Lately there has been something new for them to worry about: robbery. Thieves have been targeting Chinese visitors because they know they are likely to be carrying larger amounts of cash and high-end goods.

The issue hogged the headlines in China last March when a group of 23 tourists were stripped of their passports, plane tickets and wallets shortly after arriving at Charles De Gaulle airport. Since then there has been a stream of stories in the media and on weibo about how France, which gets a million visitors from China every year, is no longer a safe place to visit.

Thus the announcement by the French interior ministry last week that it has invited Chinese police to Paris this summer to help protect their fellow countrymen. The Chinese officers will work alongside their French colleagues, Le Monde quoted a government spokesperson as saying.

A drop off in Chinese custom would be a serious blow to Paris high-end shops, many of which have recruited Chinese-speaking staff to help them attract big-spending customers.

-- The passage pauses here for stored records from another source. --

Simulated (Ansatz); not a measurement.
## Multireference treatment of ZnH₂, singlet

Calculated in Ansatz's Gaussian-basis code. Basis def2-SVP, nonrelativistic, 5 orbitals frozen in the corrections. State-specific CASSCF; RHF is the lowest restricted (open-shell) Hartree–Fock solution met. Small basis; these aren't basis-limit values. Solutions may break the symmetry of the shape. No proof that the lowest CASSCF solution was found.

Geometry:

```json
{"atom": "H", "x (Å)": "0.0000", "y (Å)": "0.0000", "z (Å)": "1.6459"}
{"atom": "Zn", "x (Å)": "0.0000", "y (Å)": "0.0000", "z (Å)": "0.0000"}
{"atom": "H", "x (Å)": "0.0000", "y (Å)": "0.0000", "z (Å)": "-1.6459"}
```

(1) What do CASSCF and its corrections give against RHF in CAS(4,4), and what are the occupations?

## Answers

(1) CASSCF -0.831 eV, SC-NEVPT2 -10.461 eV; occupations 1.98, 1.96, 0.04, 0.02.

From the perspective of the Chinese shopper it often makes economic sense to fly to France to buy luxury goods because the mark-up on the same items is so steep at home. If tourists purchase goods ordered by their friends and family, the trips turn out to be even better value. But sadly many criminals have cottoned on to this shopping tactic and now wait for Chinese tour groups outside the more prestigious shops, an AFP report claimed.